The recent returns at the $302 billion California Public Employees’ Retirement System (CalPERS) might seem slight at 0.61% for the twelve months ended June 30. But over a difficult market environment for investors, where the S&P 500 basically marched in place, those returns don’t seem as dismal.
A year of beating benchmarks doesn’t meet asset growth goals
Then, after reporting a paltry 2.4% year over year returns in 2015 – when the S&P 500 was up nearly 7% over the same time frame — one of the world’s largest pension fund manager is again posting scant returns. While many pension funds model 5% to 7% annualized returns into formulas to keep up with pension demands, this year CalPERs is coming up short of overall growth goals.
The fund was relatively upbeat in a statement, noting that they beat benchmarks and were pulled down by international stocks.
“CalPERS achieved the positive net return despite volatile financial markets and challenging global economic conditions,” the pension fund said in a statement. “Key to the return was the diversification of the Fund’s portfolio, especially CalPERS’ fixed income and infrastructure investments.”
Fixed income, infrastructure and real estate investments were winners
Fixed Income delivered a sizable 9.29% return, which was just below its benchmark by two basis points in a negative interest rate environment. Infrastructure was another winning segment with an 8.98% percent return, besting its benchmark by 4.02%, or 402 basis points.
The major detractor was publically traded equities, which subtracted -3.38% from gains. It was international stocks that put the brakes on markets CalPERS’ performance, but CalPERS stock picking prevailed and the program still managed to beat its benchmark by 58 basis points. “Positive performance in a year of turbulent financial markets is an accomplishment that we are proud of,” said Ted Eliopoulos, CalPERS Chief Investment Officer. “Over half of our portfolio is in equities, so returns are largely driven by stock markets.”
The fund’s Real Estate program was a winner with a 7.06% return, but here it underperformed its benchmark by 557 basis points. The pension fund attributed much of the underperformance to non-core programs, including losses on the final disposition of legacy assets in the Opportunistic program.
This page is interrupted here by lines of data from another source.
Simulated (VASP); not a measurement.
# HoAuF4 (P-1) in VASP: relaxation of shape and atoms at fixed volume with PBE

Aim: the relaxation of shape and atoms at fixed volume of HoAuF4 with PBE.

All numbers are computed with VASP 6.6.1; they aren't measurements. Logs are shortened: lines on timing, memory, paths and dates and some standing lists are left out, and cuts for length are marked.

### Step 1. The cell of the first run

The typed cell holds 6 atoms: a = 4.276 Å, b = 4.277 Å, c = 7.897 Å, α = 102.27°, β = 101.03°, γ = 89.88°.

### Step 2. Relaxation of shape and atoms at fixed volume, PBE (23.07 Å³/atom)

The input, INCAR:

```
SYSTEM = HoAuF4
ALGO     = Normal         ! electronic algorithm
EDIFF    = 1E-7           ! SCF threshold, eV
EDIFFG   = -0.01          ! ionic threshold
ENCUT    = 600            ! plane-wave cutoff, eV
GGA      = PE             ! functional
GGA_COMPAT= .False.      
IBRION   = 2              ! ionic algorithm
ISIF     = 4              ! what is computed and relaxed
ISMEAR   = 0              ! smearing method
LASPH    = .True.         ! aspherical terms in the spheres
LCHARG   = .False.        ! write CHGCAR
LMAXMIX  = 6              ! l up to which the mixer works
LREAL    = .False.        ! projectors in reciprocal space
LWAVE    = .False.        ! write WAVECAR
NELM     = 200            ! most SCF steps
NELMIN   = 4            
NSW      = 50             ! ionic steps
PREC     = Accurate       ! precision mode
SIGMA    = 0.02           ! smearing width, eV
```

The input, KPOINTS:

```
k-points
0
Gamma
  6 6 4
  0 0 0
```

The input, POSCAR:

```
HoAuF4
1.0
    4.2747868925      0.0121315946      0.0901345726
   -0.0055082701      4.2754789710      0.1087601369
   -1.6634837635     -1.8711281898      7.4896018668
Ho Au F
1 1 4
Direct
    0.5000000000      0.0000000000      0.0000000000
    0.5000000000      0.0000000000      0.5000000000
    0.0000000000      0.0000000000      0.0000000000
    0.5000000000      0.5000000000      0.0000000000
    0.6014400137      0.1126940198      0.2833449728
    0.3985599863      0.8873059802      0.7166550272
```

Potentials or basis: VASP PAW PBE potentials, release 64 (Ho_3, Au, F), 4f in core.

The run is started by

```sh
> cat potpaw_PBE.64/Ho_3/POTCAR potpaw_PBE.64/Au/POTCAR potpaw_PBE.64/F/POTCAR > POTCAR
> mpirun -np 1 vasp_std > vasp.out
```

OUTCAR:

“It’s important to remember that CalPERS is a long-term investor, and our focus is the success and sustainability of our system over multiple generations,” said Henry Jones, Chair of CalPERS Investment Committee. “We will continue to examine the portfolio and our asset allocation, and will use the next Asset Liability Management process, starting in early 2017, to ensure that we are best positioned for the future market climate.”